Darren McDonald - Principal Software Engineer

Within Flow we run a bi-weekly development process which we call Dependence Day. It is part of our tech culture to keep all of our applications up to date with their dependencies, both internal and external. 

We do this to avoid issues many of us have previously experienced in maintaining large and complex codebases, including:

  • Needing an upgraded library; then finding the app we need to upgrade has not been upgraded in 2 years. This upgrade process is frustrating, time consuming, and difficult to prove correct.
  • Applications falling so far behind, that engineers decide it's better to rewrite than to enhance.

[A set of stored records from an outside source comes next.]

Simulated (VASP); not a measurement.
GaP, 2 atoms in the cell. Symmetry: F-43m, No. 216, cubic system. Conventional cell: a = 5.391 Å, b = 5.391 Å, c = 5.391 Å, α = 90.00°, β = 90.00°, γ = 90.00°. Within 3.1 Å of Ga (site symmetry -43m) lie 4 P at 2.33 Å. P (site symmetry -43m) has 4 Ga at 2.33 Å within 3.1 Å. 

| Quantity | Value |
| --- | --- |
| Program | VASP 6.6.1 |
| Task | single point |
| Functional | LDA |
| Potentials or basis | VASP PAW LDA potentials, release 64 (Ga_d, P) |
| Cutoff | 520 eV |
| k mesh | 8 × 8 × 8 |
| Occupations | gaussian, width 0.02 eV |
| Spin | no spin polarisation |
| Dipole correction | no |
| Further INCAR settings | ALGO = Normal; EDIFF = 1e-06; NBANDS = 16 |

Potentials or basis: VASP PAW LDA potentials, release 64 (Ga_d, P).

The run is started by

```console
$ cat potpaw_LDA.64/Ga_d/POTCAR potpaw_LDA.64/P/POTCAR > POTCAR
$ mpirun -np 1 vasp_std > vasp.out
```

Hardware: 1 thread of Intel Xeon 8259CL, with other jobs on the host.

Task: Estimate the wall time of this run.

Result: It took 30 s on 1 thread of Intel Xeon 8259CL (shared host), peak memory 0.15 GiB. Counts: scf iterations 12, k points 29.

The broad goal of Dependence Day is to make sure we can make changes throughout our technology stack, deploy quickly and safely where and when needed. This also means that if we make breaking changes, we detect them quickly as we have to upgrade, and so can change our mind about the breaking change.

We have created an open source service to track, in real time, our scala projects and their declared dependencies. This becomes the source of information for what we need to upgrade - and is used in our tooling to drive the upgrade process.

On a regular basis (approximately bi-weekly), a developer is assigned to run a single script across our entire codebase. The script automatically upgrades libraries and our API Builder models. Changes are automatically committed, pushed and Pull Requests created. Once all builds are “green”, code is merged to the main branch which triggers a direct deployment to production. 

Due to the regular cadence of running our Dependence Day process, breaking changes are likely to be small and require minimal engineering effort to fix. Internal breaking changes are also likely to be easy to fix as they are still within the recent context of the developer who introduced the code.

Our Dependence Day process turns a major, unpredictable, all-hands hassle into a moderate, predictable one that a single engineer can complete.

A recent example where this has yielded huge benefits is the Log4Shell security vulnerability. We were able to easily identify and upgrade our services and then redeploy the entire fleet within hours of the public notification.